Today I had the privilege of attending the 13th annual Mother’s Symposium at Stanford with guest speaker, author, mother, and grandmother Anne Lamott. She shared so many beautiful pearls. Where do I even begin? Let me start here.
Our culture sends a subliminal message of perfection, especially in the Silicon Valley. Being sensitive, being different is simply not OK. Our culture doesn’t tell us how hard it really is. But Anne, recovering from alcohol addiction, bulimia, obsessive-compulsive disorder and anxiety says that transparency heals. “If you can hang on and have two great trippy friends along the way, you will stay alive. The way you are is the best possible way to be. To wear a suit of armor is so much harder.”
Anne’s advice to mothers is that we all blow it. We all screw up. We all damage our children. And we start over. When we share our stories of vulnerability, we often exclaim, “Me, too!” in the process of discovery. We’re scared to death that that we’ll lose our children, but we wouldn’t offer them anything we wouldn’t give ourselves. All we need to do is ask them, “Do you need to eat or talk, cry or scream?”
In Palo Alto, an idyllic town tucked in between Stanford University and suburbia, green foothills and the Pacific coast, teen suicides have given cozy parents something more to think about than higher education, escalating back accounts or exotic vacations. How can we ask our teens to be less than 10% scary so we can understand them? How can we remind them each day that they are chosen for a higher purpose that we cannot know, that they are deeply loved?
Recounting her own parenting journey in raising her son, Sam, Anne shares a helpful acronym called W.A.I.T. As parents, we often try to control our teens, especially on taboo topics such as sexuality, psychological health, and their future (what they should be doing now to prepare for their future). Julianne Harvey said, “Help is the sunny side of control”. Before we communicate with them, can we listen deeply? Can we sense where we are trying to fix or change them for a certain outcome? Can we ask ourselves to WAIT (why am I talking or texting) before speaking?
For writers, Anne offers the following advice. "Learn to love the eraser. Listen better." She draws a parallel between writing and parenting. Learn to make mistakes. After listening, rewrite the script, over and over again.
We are so hungry for something that is already here, something we already have. Maybe our teens are also hungry for something that’s already here, something they already have. When we stop, share stories, and listen, the armoring falls away. What’s left is hope, not that This or That will happen, but that we will be surrounded by our closest friends no matter what. Look how communities bond after natural disasters and the miracles that follow acts of kindness. We don’t know certain things, but what we do know saves us. The breath connects us umbilically to the universe, a higher power some call God or the Great Mystery.

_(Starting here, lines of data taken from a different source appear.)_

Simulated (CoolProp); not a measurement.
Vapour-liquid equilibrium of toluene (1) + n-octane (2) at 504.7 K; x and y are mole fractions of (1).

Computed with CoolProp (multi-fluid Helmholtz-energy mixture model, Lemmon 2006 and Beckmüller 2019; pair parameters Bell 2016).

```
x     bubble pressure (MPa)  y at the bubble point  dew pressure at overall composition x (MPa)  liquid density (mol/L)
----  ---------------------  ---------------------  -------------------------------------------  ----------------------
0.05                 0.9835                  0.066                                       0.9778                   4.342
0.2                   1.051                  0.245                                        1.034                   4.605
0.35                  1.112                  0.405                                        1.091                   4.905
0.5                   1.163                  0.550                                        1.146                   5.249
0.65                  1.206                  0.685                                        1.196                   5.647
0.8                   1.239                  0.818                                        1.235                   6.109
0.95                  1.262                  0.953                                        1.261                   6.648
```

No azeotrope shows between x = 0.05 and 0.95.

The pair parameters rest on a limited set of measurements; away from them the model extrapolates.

The symposium is punctuated by Anne’s take on the invisible work of parenting. For her, the invisible work is working on ourselves, noticing when we are trying to control things, what we might need before we can speak and act in ways that feel safe, warm, and inviting for our children. What we expect of our children may have nothing to do with who they are. Our own inner work is necessary to know them.
(The reflections above are based on my notes from the symposium. If I have misquoted Anne or misunderstood any of her ideas, I offer my sincere apologies.)